Original paper licensed under CC BY 4.0 (http://creativecommons.org/licenses/by/4.0/). This is an AI-generated explanation of the paper below. It is not written or endorsed by the authors. For technical accuracy, refer to the original paper. Read full disclaimer

The Big Problem: The "Heavy Backpack" Dilemma

Imagine you are a delivery driver (the Service Spacecraft) tasked with refueling 100 different cars (the Target Satellites) scattered across a massive parking lot in space.

Currently, the standard way to do this is to drive your heavy truck to the first car, refuel it, drive to the second, refuel it, and so on. The problem is that your truck is heavy. Every time you stop and start, you burn a huge amount of fuel just to move your own weight. If you have to visit 1,000 cars, you would need a fuel tank bigger than the truck itself. This is why scientists think servicing massive groups of satellites (mega-constellations) is impossible with current methods—it would cost too much fuel.

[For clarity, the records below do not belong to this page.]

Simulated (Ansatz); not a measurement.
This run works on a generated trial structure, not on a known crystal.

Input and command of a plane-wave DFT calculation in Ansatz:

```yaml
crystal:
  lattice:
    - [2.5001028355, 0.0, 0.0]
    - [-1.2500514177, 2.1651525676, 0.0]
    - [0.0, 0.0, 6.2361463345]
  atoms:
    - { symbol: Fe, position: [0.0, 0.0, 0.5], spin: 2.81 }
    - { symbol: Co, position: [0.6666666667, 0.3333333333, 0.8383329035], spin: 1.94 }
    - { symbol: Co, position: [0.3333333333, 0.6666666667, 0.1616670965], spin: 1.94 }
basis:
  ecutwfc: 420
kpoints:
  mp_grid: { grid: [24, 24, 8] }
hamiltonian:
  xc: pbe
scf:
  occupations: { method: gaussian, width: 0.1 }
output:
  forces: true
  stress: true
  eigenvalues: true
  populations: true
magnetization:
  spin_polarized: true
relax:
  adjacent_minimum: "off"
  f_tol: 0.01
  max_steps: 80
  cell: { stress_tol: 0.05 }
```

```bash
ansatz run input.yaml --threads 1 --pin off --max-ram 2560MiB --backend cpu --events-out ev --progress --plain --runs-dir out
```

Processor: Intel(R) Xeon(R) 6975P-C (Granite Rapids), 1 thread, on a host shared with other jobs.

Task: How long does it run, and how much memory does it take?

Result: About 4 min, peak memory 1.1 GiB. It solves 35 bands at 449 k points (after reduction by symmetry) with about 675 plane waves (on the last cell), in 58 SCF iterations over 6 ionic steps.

The New Solution: The "Sniper Bullet" Strategy

The authors propose a new idea called Non-Propulsive Payload Deployment (NPD).

Instead of driving the heavy truck to every single car, imagine your truck has a special launcher on the back.

  1. The Truck (Service Spacecraft): It stays in a high orbit, acting as a stable launch platform. It doesn't need to move much.
  2. The Bullets (Micro-Payloads): The truck shoots out tiny, lightweight "bullets" (micro-spacecraft).
  3. The Mission: Each bullet flies out on its own, finds its specific target car, and refuels it.

Because the bullets are tiny, they need very little fuel to fly. The heavy truck only uses a tiny bit of energy to eject the bullets. This saves a massive amount of fuel compared to moving the whole truck.

The Hidden Challenge: The "Recoil" Effect

There is a catch. When you shoot a gun, the gun kicks back (recoil).

  • Every time the truck shoots a bullet, the truck gets a tiny push in the opposite direction.
  • If you shoot 100 bullets, those tiny pushes add up. The truck slowly starts drifting off its intended path.
  • If the truck drifts too much, the next bullet might miss its target.

This creates a complex math puzzle: How do you schedule the shots so the truck doesn't drift too far, while still hitting all the targets?

The Smart Shortcut: The "Phase-Based" Algorithm

Solving this puzzle perfectly for 100+ targets would take a supercomputer days to calculate. The authors developed a clever shortcut called a Phase-Based Approximation Algorithm.

Think of it like this: Instead of calculating the exact wobble of the truck after every single shot, the algorithm assumes the truck's path is still mostly a perfect circle. It uses a simple rule: "Shoot the next bullet when the target is exactly opposite you."

  • The Result: This shortcut is incredibly fast. It cuts the calculation time by 90% (from hours to seconds) while still being accurate enough that the "miss" is less than 1%. It's like using a rough map to get to a destination quickly, rather than measuring every single step.

The "Magic Formula"

The paper also found a simple formula to predict how much fuel the truck needs.

  • They discovered that the total "kick" the truck feels is the main factor.
  • They created a formula that says: Total Fuel Needed = (Standard Flight Fuel) + (Half of the Total Kick).
  • This formula is so accurate (within 2% error) that mission planners can use it on a napkin to estimate if a mission is possible, without needing complex computer simulations.

The Starlink Test Case

To prove this works, the authors tested their idea on a real-world scenario: the Starlink Gen2 constellation (a massive group of internet satellites).

  • The Old Way (O2M): To refuel 120 satellites, the traditional method would need a massive amount of fuel. In fact, for a quick 10-day mission, it would be physically impossible because the fuel tank would need to be larger than the truck itself.
  • The New Way (NPD): Using the "bullet" strategy, the truck uses less than 1/50th of the fuel required by the old method.
  • Bonus Speed: By staying in a slightly higher orbit, the truck can use the Earth's natural gravity quirks (called J2 perturbation) to drift sideways and reach different rows of satellites quickly. This allows the truck to service multiple "lanes" of traffic without burning extra fuel.

Summary

This paper introduces a way to service thousands of satellites by shooting tiny, fuel-efficient drones from a stationary mother ship. It solves the math problem of the ship drifting away by using a fast, smart shortcut and a simple formula. The result is a system that is 50 times more fuel-efficient than current methods, making it possible to maintain the massive satellite networks of the future.